High-level land-use discussions shape neighborhood decisions

Mountain Xpress Development Guide

Deciding what gets built on an empty lot down the street should, according to state law, begin with decisions about what gets built across an entire city or county.

Counties and municipalities that want to have zoning in their jurisdiction first need to write a comprehensive plan that looks at big questions like which areas are best for growth, what types of development should go where and how government services like water, sewer and roads should be improved, a 2019 revision of land-use laws says.

Asheville answered many of those questions when City Council adopted “Living Asheville: A Comprehensive Plan for Our Future” in 2018. The document says the city should become denser, with much of that growth contemplated in or near downtown and “urban centers” scattered around town.

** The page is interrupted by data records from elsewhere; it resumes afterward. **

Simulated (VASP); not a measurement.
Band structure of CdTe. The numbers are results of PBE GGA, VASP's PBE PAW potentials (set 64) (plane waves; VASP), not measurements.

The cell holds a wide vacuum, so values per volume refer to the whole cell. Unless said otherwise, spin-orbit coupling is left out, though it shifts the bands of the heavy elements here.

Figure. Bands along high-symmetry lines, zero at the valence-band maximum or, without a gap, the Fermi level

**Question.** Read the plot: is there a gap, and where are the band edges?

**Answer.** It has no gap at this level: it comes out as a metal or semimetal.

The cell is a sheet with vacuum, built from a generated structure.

Buncombe County’s current land-use plan, last updated in 2013, meets state requirements but is both less detailed and less prescriptive than the city’s plan, perhaps reflecting a historic aversion to zoning in the county’s rural areas. That’s likely to change soon. In the second half of 2021, the county began writing a new comprehensive plan in a process scheduled to take two years.

Areas near but outside Asheville city limits, and thus in the county’s jurisdiction, are seeing significant growth. With the city’s ability to annex property sharply limited by the state General Assembly in 2012, Buncombe County will have to look at whether to offer traditionally urban services in some places, says county Planning Director Nathan Pennington.

“The county historically has not been in the sidewalk-building business, but with the annexation law having changed so much,” the county might decide it should provide pedestrian facilities, Pennington offers as an example. “We have to look at how do we provide amenities on an urban level and a rural level” in less populated parts of the county, he adds.

Asheville’s 2018 plan says repeatedly that the city must allow construction of more housing to accommodate residents at various income levels and push back against the environmental impacts of sprawl. Some recommendations have been implemented, while other steps called for in the plan are on the way, says city Planning Director Todd Okolichany.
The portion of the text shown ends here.